Talent Management

Canadian Companies Attract and Keep Employees Through Compassionate Care Policies

Earning a reputation as a compassionate employer is more than a “nice to have” status. Increasingly, it is the difference maker on employee retention.
— By Donna Chan

It is a tough work market for employers in Canada right now with unemployment rates at 40-year lows. Quality employees have a lot of options to job hop if they wish, so firms have to offer more incentives to top talent to keep turnover rates down. In an increasing number of cases, the difference maker is a company’s status as a compassionate employer.

Compassionate employers are companies that are able to support workers who also serve as family caregivers. This can take the form of paid or unpaid leave, employee assistance programs, flexible schedules, and more.

Here, the basics of compassionate care will be covered, along with popular programming features, employee engagement tips, and a summary of the biggest benefits of pursuing a reputation as a compassionate employer in Canada.

Hitting the Basics of Compassionate Care
Nationally, Canada’s Labour Code puts down a basic “floor level” mandate for compassionate care. The employee’s job is protected, and while the leave itself is unpaid, certain caregiver benefits may be available through adjacent social programs.

However, while granting leave of up to 28 weeks out of 52 weeks is required to comply with the law, it is the bare minimum. Simply following the letter of the law will not earn a firm a reputation as an employer that goes above and beyond to help employees manage compassionate and caregiving needs.

Plus, province by province, norms are slightly different. To be competitive, firms need to be aware of what other companies are doing, both in their niches and in adjacent industries. After all, talent will flow to the organizations where it is treated best.

Popular ‘Level Up’ Moves Organizations can Make on Compassionate Care
To stand out as a compassionate employer, firms can make a variety of “level up” moves. Some of these moves provide employees with extra liquidity during leave periods, while others add flexibility around scheduling leave or offer additional support for caregivers under stress.

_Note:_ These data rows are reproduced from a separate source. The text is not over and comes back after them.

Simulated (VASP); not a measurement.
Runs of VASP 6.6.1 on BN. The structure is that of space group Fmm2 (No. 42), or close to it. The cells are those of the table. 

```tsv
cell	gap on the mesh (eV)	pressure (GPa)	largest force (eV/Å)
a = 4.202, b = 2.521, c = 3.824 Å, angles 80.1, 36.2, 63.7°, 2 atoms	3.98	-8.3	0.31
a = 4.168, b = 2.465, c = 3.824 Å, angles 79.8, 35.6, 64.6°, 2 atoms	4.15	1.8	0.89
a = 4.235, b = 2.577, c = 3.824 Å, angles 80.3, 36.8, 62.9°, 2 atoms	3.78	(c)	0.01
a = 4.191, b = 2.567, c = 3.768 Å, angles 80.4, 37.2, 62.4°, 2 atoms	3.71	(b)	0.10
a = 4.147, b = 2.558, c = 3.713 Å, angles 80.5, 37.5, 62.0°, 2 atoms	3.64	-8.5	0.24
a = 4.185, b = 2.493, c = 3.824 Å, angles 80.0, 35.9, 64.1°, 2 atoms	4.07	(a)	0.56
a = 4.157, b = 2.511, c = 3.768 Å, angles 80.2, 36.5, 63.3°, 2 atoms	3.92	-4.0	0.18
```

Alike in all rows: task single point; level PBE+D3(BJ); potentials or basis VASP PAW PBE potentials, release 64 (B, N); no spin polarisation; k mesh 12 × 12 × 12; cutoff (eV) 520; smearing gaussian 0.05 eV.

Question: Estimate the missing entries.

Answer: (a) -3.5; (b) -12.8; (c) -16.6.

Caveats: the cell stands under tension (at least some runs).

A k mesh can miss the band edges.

This reputation as a compassionate employer is not merely a “nice to have” accolade.
At Bank of Canada, adding “top up” payments to leave has been a popular move. The company was named one of 2019’s top Family Friendly Employers in Mediacorp Canada’s Top 100 Employers list, and offers employees top up payments equal to 93 percent of full salary while they are on leave. At Toronto Hydro, top up payments are available up to 95 percent of salary, and some firms even offer as much as a 100 percent salary match during leave.

Meanwhile, at Desjardins Group, another of 2019’s top Family Friendly Employers, the company offers “phased in” retirement scheduling. As many workers at or near retirement age also serve as frontline caregivers, this flexibility helps juggle their own careers with the need to care for spouses, elderly relatives or aging parents. In some cases, a reduced workload can allow for more presence with loved ones and help avoid stressful crisis care situations that would require weeks of full leave.

Other firms, including up to 25 percent of Canada’s Top 100 Employers, have added compassionate care and end-of-life counseling to their employee assistance plans. By giving employees more supporting resources, firms reduce stress and anxiety for staff, as well as caregiving-related turnover. This also directly addresses one of the earliest and most persistence criticisms of compassionate care policies, which is that they can be difficult to understand and implement all on one’s own.

Maintaining Engagement While Employees Take Leave
Of course, with employees away from work for extended periods of time, it can be difficult to maintain engagement with coworkers and management. Firms that lead the way in support for compassionate care have also developed strategies for helping employees feel supported and engaged with work, even as they provide critical care for family.

A first step is ensuring communication channels are clear and clearly understood. It seems simple, but many who complain about care policies reference not knowing who to speak with about their situation or what to do to provide and receive updates. Leaning on formal employee assistance programs here is helpful.

With good communication established, holding the workspace for the employee to return to is a strong follow–up step. Obviously, the work needs to be covered in the employee’s absence, but documenting project progress and task status makes it easier for staff to feel as though they can step back into their former role and keep up. Where appropriate, this documentation can be sent to staff as reference material while they are away, reducing feeling of alienation and disconnection (though care must be taken to ensure employees do not feel pressure to do work while on leave).

Reaping the Benefits of Being a Compassionate Employer
At any given time, an estimated 1.5 to 2 million Canadians are serving as caregivers, often on top of full-time work.

Faced with the need to balance their loved ones and their careers, these workers show a preference for firms with flexible, supportive and enhanced compassionate care policies. Without the support of compassionate care policies, many workers would be forced to abruptly quit their jobs, leaving employers unexpectedly bereft of talent at every level of the organization.

This reputation as a compassionate employer is not merely a “nice to have” accolade. It is a distinct business advantage that can improve retention, reduce employee stress around care, and pull in top talent from other organizations.

By understanding how to implement the basics of compassionate care, choosing popular “level up” enhancements, and maintaining engagement with employees throughout their leave, firms can reap the benefits of being a compassionate employer.